Coke Zero Wins Trademark Dispute With Naturally Zero Water
from the the-mark-of-zero dept
With all the insane intellectual property court rulings we see ’round these parts, it’s helpful to highlight when the courts manage to get things right. Trademark, in particular, is a source of frustration, given how often we see court rulings that err on the side of protectionism rather than liberal use of language. One Illinois court recently got things right in dismissing a suit against Coca-Cola over its Coke Zero drink, which was brought by Blue Spring Water, makers of a water product called Naturally Zero.
U.S. District Judge John Lee said that the “Naturally Zero” label straightaway conveys to consumers that the product is without calories or additives, and therefore not suggestive enough to supply a trademark that is inherently distinctive for a beverage label.
It’s a distinction too often lost in trademark discussions: terms that are purely descriptive are not protected by trademark law. And it’s easy to understand why. If I decide to buck the potato chip trend and make chips out of carrots, calling my product “Carrot Chips”, that term isn’t protected by trademark in the same way it would be if my product was called “Dark Helmet’s Disgusto-Snack Of Gross.”
In addition to problems with the product name itself, there were also issues with Blue Spring Water’s rather haphazard approach to its own product.

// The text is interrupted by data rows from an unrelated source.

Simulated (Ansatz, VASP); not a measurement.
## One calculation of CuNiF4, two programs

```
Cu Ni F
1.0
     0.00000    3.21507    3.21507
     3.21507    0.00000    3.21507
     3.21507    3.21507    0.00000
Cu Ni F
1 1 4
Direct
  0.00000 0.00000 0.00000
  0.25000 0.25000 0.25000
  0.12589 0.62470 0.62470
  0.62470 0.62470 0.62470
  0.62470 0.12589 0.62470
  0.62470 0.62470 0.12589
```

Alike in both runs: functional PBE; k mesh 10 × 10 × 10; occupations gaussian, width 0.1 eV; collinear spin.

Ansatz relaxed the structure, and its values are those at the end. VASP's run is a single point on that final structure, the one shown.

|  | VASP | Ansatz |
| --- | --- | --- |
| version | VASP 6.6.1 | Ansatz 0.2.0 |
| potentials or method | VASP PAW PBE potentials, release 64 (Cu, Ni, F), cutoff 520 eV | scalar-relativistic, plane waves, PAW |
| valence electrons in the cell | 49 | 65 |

It was later stated that even if the trademark was protectable, the Canadian company had abandoned the mark back in 2004 after failing to reintroduce the “Naturally Zero’ products onto the marketplace. The company had only produced about 500,000 bottles of the “Naturally Zero” water. In 2010 when Blue Spring began using the ‘Naturally Zero” label again, Coca-Cola had already introduced several “Zero” products onto the market including Coke Zero and Sprite Zero with trademarks.
So nice try, silly water company. You’re no match for a caffeinated powerhouse.